Today I'm honored (and thrilled) to feature a guest-post by author Lawrence Block...discussing, among other things, the perils of time on a series character like Matthew Scudder and how he approached writing his brilliant new novel A Drop of the Hard Stuff.
"The past is a foreign country: they do things differently there." That’s the sentence Leslie Poles Hartley chose for the opening of his novel, The Go-Between, and if those eleven words were all he ever wrote, he’d still deserve a spot in any proper collection of quotations.
Isn’t it a gorgeous line? And it has the added advantage of being true.
My wife and I are fairly intrepid globetrotters, and members in good standing of the Travelers Century Club. We’ve crossed borders on ships and planes, buses and trains, and a few more on foot, but we haven’t yet tried a time machine.
As a fictioneer, I’ve kept myself rooted in the present. I love period fiction when it’s done right (Thomas Flanagan, Jeff and Michael Shaara, Max Byrd) but have never felt inclined to get into the game. I have my work cut out for me trying to make sense of the world around me, right here and right now.
On May 12, Mulholland Books published A Drop of the Hard Stuff, my 17th novel featuring Matthew Scudder. I’ve been writing about the man since the early seventies, and he’s now in his early seventies, and no longer able to leap tall buildings in a single bound. Which is my own damn fault, because I decided early on to have Scudder age in real time. I’ve never regretted it, because it’s made him more real for me and for readers as well, but this added realism brings with it an added sell-by date.

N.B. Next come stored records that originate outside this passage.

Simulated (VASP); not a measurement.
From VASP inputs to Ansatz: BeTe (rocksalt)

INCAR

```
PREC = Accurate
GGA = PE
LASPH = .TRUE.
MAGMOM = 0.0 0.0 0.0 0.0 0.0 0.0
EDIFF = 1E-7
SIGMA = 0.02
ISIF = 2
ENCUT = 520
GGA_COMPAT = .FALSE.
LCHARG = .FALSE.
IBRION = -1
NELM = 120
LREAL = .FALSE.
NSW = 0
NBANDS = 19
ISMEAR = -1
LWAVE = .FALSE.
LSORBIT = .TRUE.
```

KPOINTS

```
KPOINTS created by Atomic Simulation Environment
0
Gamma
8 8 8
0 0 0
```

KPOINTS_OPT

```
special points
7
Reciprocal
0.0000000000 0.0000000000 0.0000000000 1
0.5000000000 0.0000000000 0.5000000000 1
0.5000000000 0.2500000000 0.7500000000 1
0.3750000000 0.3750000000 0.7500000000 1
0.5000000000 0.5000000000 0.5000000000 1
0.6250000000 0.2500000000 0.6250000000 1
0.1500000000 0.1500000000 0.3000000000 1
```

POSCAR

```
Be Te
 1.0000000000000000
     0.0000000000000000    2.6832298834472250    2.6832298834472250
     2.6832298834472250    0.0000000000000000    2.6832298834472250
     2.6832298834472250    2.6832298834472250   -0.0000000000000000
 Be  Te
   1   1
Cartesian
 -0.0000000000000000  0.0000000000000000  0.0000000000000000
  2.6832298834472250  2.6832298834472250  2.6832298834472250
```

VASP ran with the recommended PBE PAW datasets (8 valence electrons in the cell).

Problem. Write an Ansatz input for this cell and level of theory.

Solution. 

Now I may have to keep on working but why should he? The man’s got a rich wife and a pension from the city. And, considering all he’s been through, hasn’t he earned a comfortable retirement?
My wife’s bright and beautiful, but she never had Elaine’s opportunity to amass wealth. And all I get from the City of New York is a reduced-rate card for the subways and buses. I’m not complaining, mind you. . .
Still, the fact that I have to go on writing doesn’t mean I have to go on writing about Matt Scudder. But I was out for a walk one day, and it struck me that there was a gap of some seven years in Scudder’s story. (His fictional autobiography, you could call it, which I’ve been ghosting for him for the past quarter-century.) In Eight Million Ways to Die (1982), he leave a drink on the bar, goes to an AA meeting, and cops to his alcoholism. In Out on the Cutting Edge (1989) he’s seven years sober and living his life.
I didn’t skip this stretch of Scudder’s life because I figured it was uneventful. From what I’ve observed, early sobriety tends to be anything but. Thing is, I’d figured the series was done when he got sober, and it took me seven years to realize Matt and I weren’t through with each other.
Matter of fact, the book that followed Eight Million Ways to Die was a sort of prequel. When the Sacred Ginmill Closes (1986) recounts events ten years earlier, when Scudder’s world centered upon saloons and hotel rooms and after-hours joints. When it was published, it got an enthusiastic review from Richard F. Snow, the longtime editor of American Heritage; he justified it by proclaiming the book an historical novel, and the 1970s thus a part of the past.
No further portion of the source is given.